Wednesday, April 22, 2009

Mrs. Quent and the Magicians

Sometimes I worry that good storytelling is dead.

So often, I find that gimmicks have replaced well-crafted plots, and that characters all display the bland plasticity of Ken and Barbie Doll. But then I read Galen Beckett's wonderful novel, The Magicians and Mrs. Quent.

Although it takes place in an alternate world, Mrs. Quent is written with a Victorian flourish. Characters such as Ivy, Mr. Rafferdy, and Mr. Quent might well have stepped directly from the pages of a Bronte novel. The language and dialogue are delightful, full of those sensibilities that made readers like myself fall in love with Wuthering Heights and Jane Eyre.

Not that this book is simply a magical retelling of those novels. No, Mrs. Quent is definitely its own story set in its own peculiar world. The plot is intricate, weaving together three narratives from three main characters. And though the novel's social structure is reminiscent of Victorian England, Altania (the country in which the novel takes place) is as unique as Narnia.

Although the book doesn't shy away from the grimmer aspects of its plot, it manages to remain genteel throughout. For someone like me who does not enjoy reading about brutality and torture, Mrs. Quent offers a refreshing change. The book is engrossing enough for an adult to read, but mild enough for a preteen to enjoy.

If I have any quibbles with this novel, it is with its pacing. The book is divided into thirds with the first and final sections written in third person. The middle portion, written as a letter from the main character, Ivy, to her mentally ill father is interesting enough, but it chops up the narrative so much that the impact of the book's final chapters is significantly lessened. (Think of reading the first half of Sense and Sensibility, then switching to the Turn of the Screw, and finally finishing up the Austen novel.)

The Magicians and Mrs. Quent is one of those wonderful novels in which the reader can plunge herself into a whole new world and befriend the characters she finds there. I am rarely an on-the-edge-of-my-seat kind of reader, but I couldn't put this book down.

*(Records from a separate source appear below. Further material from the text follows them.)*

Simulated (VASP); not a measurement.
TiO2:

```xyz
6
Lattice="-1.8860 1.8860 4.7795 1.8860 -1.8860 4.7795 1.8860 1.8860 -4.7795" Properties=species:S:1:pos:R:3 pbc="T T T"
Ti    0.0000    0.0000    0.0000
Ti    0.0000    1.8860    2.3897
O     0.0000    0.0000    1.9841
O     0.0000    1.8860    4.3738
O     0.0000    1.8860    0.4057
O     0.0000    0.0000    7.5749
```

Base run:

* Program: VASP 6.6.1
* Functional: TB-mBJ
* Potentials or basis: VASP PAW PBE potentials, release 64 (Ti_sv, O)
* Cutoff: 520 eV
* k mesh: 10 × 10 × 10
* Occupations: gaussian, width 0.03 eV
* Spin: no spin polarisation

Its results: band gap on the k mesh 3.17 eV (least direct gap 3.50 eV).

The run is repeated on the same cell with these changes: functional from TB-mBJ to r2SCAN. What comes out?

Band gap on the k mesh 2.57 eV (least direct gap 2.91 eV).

Yes, Mrs. Quent harks back to the days of the Victorian novel, and I have a feeling that - somewhere - the Bronte sisters and Jane Austen are smiling.

And I'm smiling, too.

Monday, April 20, 2009

Second Person

One day, my twelve-year-old son told me that his junior high English teacher had been explaining the difference between first person and third person points of view. When my son asked about second person, she said that there was no such thing (much to his outrage).

Yes, the rumors are true...there is a second person voice.

It reads something like this:

You opened the refrigerator and saw that your roommate had once again drunk all of your beer. Outraged, you pounded on his bedroom door, demanding an explanation. He kept his eyes on the video game he was playing and refused to answer. You stormed away, hating him.

Sounds weird, doesn't it? But while this type of writing defies convention, there are some writers who use it. One notable example is A Prayer for the Dying by Stuart O'Nan. This book is not only written in second person, it is also written in present tense which is doubly strange. Although I believe that this voice would be difficult to tolerate in a long work, A Prayer for the Dying is short. Additionally, the second-person present tense gives the story a powerful impact that it might not otherwise have had. If you haven't read this book, I highly recommend it. (Bright Lights, Big City by Jay McInerney is another example. I have yet to read that one, though.)

In the book Story Matters by Margaret-love Denman and Barbara Shoup, second person POV is also discussed. Story Matters, an outstanding resource for writers, quotes writer Pam Houston who says, "[A second-person] point of view is always about a 'narrator who's ashamed of herself, afraid to say I'." Story Matters goes on to say, "Using the second person washes a layer of shame over the story without the narrator ever having to admit it."

After reading that, I decided to try writing a story from the second-person POV. My story, The Scarlet Wristband, involved a young, teen aged boy who had to choose between telling the truth and saving his mother. Although the piece was successfully published in All Possible Worlds, when it was reviewed, my use of the second-person POV was criticized because it placed too much distance between the reader.

Personally, I enjoy reading the second-person POV (in small amounts). I think it can lend some interesting angles to a narrative. But it can also fail miserably. Like so many unique narrative structures (such as diary entries), however, second-person POV is another tool in the writer's kit.